As far as a cold water source you could use a wine chiller like they have at the "lick-her" store.
 
I have been wondering this for years. What If I pumped 35 degree cold water through my heating pipes and ran a fan accross the radiators.

As far as a cold water source you could use a wine chiller like they have at the "lick-her" store.

Mine are cast iron. I have wondered this as well. I think that you would need a geo thermal type rig for this as the water would quickly warm up to room temperature.

Perhaps as well they might rust faster???

JW
 
Well I know this is the geothermal forum. But this was the closest to it.

I know I have seen rigs where someone pumps cold ice water from a beer cooler through a car radiator with a fan over it. It cools.

I have pumped hot steam through a car radiator to heat a small shed, but it was too much work adding water. It did work.

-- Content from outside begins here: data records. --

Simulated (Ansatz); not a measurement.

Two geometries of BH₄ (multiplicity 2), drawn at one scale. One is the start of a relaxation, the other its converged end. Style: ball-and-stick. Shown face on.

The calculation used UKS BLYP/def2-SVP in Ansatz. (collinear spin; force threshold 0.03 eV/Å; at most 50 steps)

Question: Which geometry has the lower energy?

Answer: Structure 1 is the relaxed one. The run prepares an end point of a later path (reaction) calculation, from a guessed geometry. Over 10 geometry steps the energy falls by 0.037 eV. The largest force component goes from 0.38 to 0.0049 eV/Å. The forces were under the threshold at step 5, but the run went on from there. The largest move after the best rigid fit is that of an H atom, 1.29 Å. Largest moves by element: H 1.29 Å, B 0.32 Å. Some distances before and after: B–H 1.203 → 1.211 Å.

I don't know why it would rust your pipes quicker. The water going through the radiators normally is not conditioned.


The whole point would be to get it done cheap and easy. So the geo-heat-excange would defeat the purpose.

This is purely theoretical. I will never do this, but If I had a large utility room with space to spread out, one could use a deep freeze with a few long tanks for extra surface area filled with antifreaze and then have a circulator pump.

I have boosted the effectiveness of my cast iron radiators by rigging 4" computer fans to them to increase airflow for heat.
 
What you are talking about is a chiller.
Those units have pans under them to collect condensation and that is piped away. When we installed air handlers in the Mayflower Hotel in Seattle, it was a six week job running all the drains lines for the room units.

And yes, insulate all the pipes to be sure.
 
What you are talking about is a chiller.
Those units have pans under them to collect condensation and that is piped away. When we installed air handlers in the Mayflower Hotel in Seattle, it was a six week job running all the drains lines for the room units.

And yes, insulate all the pipes to be sure.


Very good point! I suppose you would need a drip pan with a drain under every radiator.

Would split foam tube insulation stop the condesation on the pipes?
 
cooling

Back in the 50s and 60s, they were experimenting with running "fin tube baseboard" around the ceilings for cooling. Condensation was the big hurdle to overcome. Ideally, the chilled air should be generated at the ceiling so it can "settle" down over the room's occupants.
 
Back in the 50s and 60s, they were experimenting with running "fin tube baseboard" around the ceilings for cooling. Condensation was the big hurdle to overcome. Ideally, the chilled air should be generated at the ceiling so it can "settle" down over the room's occupants.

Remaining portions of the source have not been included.